The company claims to operate through 39 offices across India, with operations in 23 states and 5 Union Territories as of January 15, 2026. It is licensed under the Private Security Agencies (Regulation) Act (PSARA) in 19 states and 4 Union Territories. This regulatory coverage enables it to provide manned private security services across multiple jurisdictions.
The company claims to operate a PSARA-compliant training centre at Rewari, Haryana, spread over about 3,000 square yards. The facility is supported by certified trainers and is used for providing mandatory training to security personnel in accordance with regulatory requirements.
Innovision provides manned private security, integrated facility management (IFM), and manpower sourcing and payroll services. As of January 15, 2026; September 30, 2025; March 31, 2025; March 31, 2024; and March 31, 2023, 6, 10, 9, 7, and 5 clients, respectively, have availed the complete stack of manpower services from the company, indicating cross-utilisation of its service segments.
In its toll plaza management segment, the company’s sole client is the NHAI, a government entity. As of January 15, 2026, it was operating 9 toll plazas and had undertaken a total of 60 toll-related projects, including ongoing assignments across Uttar Pradesh, Assam, Jharkhand, Rajasthan, and Haryana. Its experience in managing projects across diverse geographies may provide operational advantages in executing and scaling similar projects in the future.
The skill development segment primarily serves government clients under central and state-sponsored schemes. The company is associated with NSDC and various sector skill councils and reported training 54,149 persons in FY25 across multiple vocational sectors.
The company is ISO 9001:2015 certified for quality management systems. It also claims to hold ISO 14001 certification for environmental management systems and ISO 45001 certification for occupational health and safety management systems.
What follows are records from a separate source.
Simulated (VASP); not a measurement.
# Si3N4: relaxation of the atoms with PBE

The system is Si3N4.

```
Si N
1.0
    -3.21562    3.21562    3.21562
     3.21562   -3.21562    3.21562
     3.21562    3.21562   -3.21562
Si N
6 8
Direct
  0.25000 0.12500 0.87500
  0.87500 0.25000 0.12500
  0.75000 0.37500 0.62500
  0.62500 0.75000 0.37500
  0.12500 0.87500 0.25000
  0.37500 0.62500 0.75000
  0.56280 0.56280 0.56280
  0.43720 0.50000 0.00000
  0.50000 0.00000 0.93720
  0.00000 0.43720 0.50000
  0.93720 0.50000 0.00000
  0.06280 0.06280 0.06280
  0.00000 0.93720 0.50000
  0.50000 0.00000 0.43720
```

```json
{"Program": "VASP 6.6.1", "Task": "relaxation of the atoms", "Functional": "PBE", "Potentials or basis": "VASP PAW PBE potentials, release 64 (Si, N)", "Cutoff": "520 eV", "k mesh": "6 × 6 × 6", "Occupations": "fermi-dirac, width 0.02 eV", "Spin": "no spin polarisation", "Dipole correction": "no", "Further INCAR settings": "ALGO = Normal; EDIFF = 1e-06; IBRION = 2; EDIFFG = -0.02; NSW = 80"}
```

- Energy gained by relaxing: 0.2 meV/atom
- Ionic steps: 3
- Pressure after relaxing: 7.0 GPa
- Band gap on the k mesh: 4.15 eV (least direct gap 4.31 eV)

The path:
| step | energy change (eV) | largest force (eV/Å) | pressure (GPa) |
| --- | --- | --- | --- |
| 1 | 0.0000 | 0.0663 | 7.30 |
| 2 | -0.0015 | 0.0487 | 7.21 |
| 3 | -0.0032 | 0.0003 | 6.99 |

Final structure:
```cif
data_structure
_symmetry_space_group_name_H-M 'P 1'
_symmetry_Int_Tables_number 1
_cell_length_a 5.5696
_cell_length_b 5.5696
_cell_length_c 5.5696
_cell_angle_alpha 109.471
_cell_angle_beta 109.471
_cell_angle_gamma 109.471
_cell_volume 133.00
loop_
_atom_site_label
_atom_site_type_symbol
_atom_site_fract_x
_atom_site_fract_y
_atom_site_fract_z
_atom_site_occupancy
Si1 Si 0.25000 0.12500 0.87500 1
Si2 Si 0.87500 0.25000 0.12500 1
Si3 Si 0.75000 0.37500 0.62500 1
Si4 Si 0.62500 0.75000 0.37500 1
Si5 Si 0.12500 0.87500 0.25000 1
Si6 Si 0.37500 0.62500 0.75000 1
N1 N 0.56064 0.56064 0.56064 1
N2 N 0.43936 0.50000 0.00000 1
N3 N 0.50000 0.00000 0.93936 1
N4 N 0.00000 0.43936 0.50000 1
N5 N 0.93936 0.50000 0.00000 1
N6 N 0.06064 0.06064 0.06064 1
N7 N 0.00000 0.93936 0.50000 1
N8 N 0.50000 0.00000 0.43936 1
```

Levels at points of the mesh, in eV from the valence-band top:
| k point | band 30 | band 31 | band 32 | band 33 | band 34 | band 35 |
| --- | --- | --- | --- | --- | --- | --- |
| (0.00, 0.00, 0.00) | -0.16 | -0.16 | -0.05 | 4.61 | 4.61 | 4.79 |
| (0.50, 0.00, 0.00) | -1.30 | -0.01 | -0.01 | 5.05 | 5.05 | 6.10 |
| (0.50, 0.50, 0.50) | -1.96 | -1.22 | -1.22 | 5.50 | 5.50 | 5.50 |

The company has reported growth in its revenue from operations and profit after tax over the last three years. Revenue from operations increased from Rs 255.56 crore in FY23 to Rs 510.32 crore in FY24 and further to Rs 893.13 crore in FY25. During the same period, PAT rose from Rs 8.88 crore in FY23 to Rs 10.27 crore in FY24 and Rs 29.02 crore in FY25.
The company has received multiple show cause notices and debarment orders from NHAI in relation to alleged fraudulent practices at the Paschim Madati Toll Plaza, West Bengal, including allegations of use of parallel software and breach of contractual obligations, resulting in termination of contract and encashment of performance securities. Adverse outcome of the ongoing debarment proceedings initiated by key clients, particularly NHAI, may adversely affect the company’s business.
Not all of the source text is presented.